Welcome to bright lights
I watched this documentary last night, just released by HBO. It was sad, surreal, joyful at times while uppermost insightful on these two talented ladies who were people just like us with their grace, goodness and goofiness.
I can’t imagine what it would be like to be Todd Fisher and the rest of the family to watch, after privately laying to rest this dynamic duo. I say dynamic now because I would not have known much about either lady other than what most of us know: the Princess Leia character dearly loved by Star Wars fans and Carrie Fisher: I didn’t write it down but there was a profound quote by Carrie in the documentary to the humble effect that she was merely the vessel with which the character was entrusted to. She took the responsibility seriously yet it didn’t define her.
I learned a lot more about Carrie Fisher and Debbie Reynolds than I ever had before. I suppose that is often the purpose or outcome to a documentary: to inform us, to peak inside the private world of mother and daughter. To this end, we saw the people behind the personas: loving, caring and whimsical.
Now it makes sense when it was reported that Debbie Reynolds’ last words were along the lines of “I’m going to be with Carrie now”. One can’t help but feel saddened that the world is left without a mother and daughter who truly were devoted to each other, relied on each other so much. The viewer can’t help but marvel at the strength and humor they leaned on each other so much for.
Impeccable timing is everything but in this instance it is surreal. How uncanny that the HBO documentary released January 7, immediately after the duo were laid to rest.
After watching this, I understand why the two would leave together at the same time. Ironically, most of us would recognize them as singular personas, each talent bright on their own, yet privately, their love for each other so transparently glimpsed, thankfully, by the dedication of Fisher Stevens.

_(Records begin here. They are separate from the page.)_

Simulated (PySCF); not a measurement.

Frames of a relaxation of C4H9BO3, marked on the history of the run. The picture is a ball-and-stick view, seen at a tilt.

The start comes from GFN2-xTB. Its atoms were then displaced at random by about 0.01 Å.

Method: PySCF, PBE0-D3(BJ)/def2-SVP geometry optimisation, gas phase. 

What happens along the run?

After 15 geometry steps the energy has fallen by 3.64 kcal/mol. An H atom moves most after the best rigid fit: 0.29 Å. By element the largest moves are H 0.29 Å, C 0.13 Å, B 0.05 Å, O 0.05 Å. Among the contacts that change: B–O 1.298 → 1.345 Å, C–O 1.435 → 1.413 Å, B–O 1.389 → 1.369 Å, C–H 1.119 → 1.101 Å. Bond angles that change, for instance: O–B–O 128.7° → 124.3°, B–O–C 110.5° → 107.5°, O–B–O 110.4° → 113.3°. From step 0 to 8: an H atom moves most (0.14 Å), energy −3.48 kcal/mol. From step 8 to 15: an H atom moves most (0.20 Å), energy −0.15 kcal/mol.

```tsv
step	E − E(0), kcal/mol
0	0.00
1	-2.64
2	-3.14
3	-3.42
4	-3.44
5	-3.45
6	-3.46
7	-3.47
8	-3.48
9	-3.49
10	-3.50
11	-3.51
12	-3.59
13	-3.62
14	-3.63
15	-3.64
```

I suppose a lot of people knew more about their unique contributions than I did. I appreciated knowing more about them. To be so lucky in family in so many ways. Drawn together by heartbreaking media bonanzas.
Many of us weren’t around during the scandal in 1958 when Elizabeth Taylor and Eddie Fisher betrayed friendship and marriage vows together. Such is the makings of a legendary Hollywood screenplay. It was almost painful to see and listen to the memories replayed by all those hurt.
I sure hope that a resurgence of Todd Fisher’s dream of creating a “Debbie Reynolds Museum” as a tribute to her passion of collecting Hollywood memorabilia. How wistful to watch when Debbie had to part ways with some of her fondest treasures.
Despite the drama, I came away with a deep appreciation for the meaning of family. Even though it seemed obvious the great love between the mother and daughter pair, it was obvious how Todd was an adored member of this nucleus of strength and love.